Bronx Bomber. 70-Year-Old Yankees Bat Girl Lives Out Her 60-Year-Old Dream

All good things come to those who stay the course.

Just look at the determination of 70 year old Gwen Goldman, rejected in her quest to be a Yankee bat girl in 1961.  Here she is in Yankee Stadium last week living out her 60 year dream.

And, she looks in great shape.

https://www.france24.com/en/video/20210630-gwen-goldman-serves-as-bat-girl-for-new-york-yankees-fulfilling-60-year-old-dream

Excerpted from The New York Times 6.29.2021

Rejected by the Yankees at age 10 because she was a girl, Gwen Goldman finally got her major league moment — six decades later.

Gwen Goldman has adored the Yankees for her entire life.

Her favorite player was the Hall of Fame outfielder Mickey Mantle. Her father used to take her to games as a girl, days she remembers now as a special time for the two of them to bond. When she was away at camp each summer, he would include clippings from The New York Times in his letters so she could stay up-to-date on her team.

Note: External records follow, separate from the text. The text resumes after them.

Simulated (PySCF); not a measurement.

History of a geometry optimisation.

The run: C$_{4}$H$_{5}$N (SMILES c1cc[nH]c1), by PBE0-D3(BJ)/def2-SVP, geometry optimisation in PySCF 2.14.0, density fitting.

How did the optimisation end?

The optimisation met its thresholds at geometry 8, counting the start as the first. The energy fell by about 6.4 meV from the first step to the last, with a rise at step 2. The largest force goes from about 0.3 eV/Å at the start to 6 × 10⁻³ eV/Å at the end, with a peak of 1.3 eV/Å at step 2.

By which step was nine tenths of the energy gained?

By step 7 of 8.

So when she was 10, Goldman wrote the Yankees a letter asking to serve as their bat girl, the person responsible for helping to retrieve bats and fulfill other tasks during a game. But in the letter she received back, dated June 12, 1961, the Yankees’ general manager at the time, Roy Hamey, told her no.
Yankee batgirl II 6.29.2021.jpg
Yankee manager Aaron Boone, Gwen Goldman and her daughter

Girls, he said, did not belong in the dugout.

“While we agree with you that girls are certainly as capable as boys, and no doubt would be an attractive addition on the playing field, I am sure you can understand that in a game dominated by men a young lady such as yourself would feel out of place in a dugout,” Hamey wrote.

Even though she had been rejected 60 years ago, she said she never held it against the team. But she kept Hamey’s response on a bulletin board at her home in Connecticut for decades.

“It wasn’t what I wanted to see, but they wrote me a letter and I’ve always loved them,” she said, adding later, “But I never in my wildest dreams ever thought that 60 years later, Brian Cashman would make this become a reality.”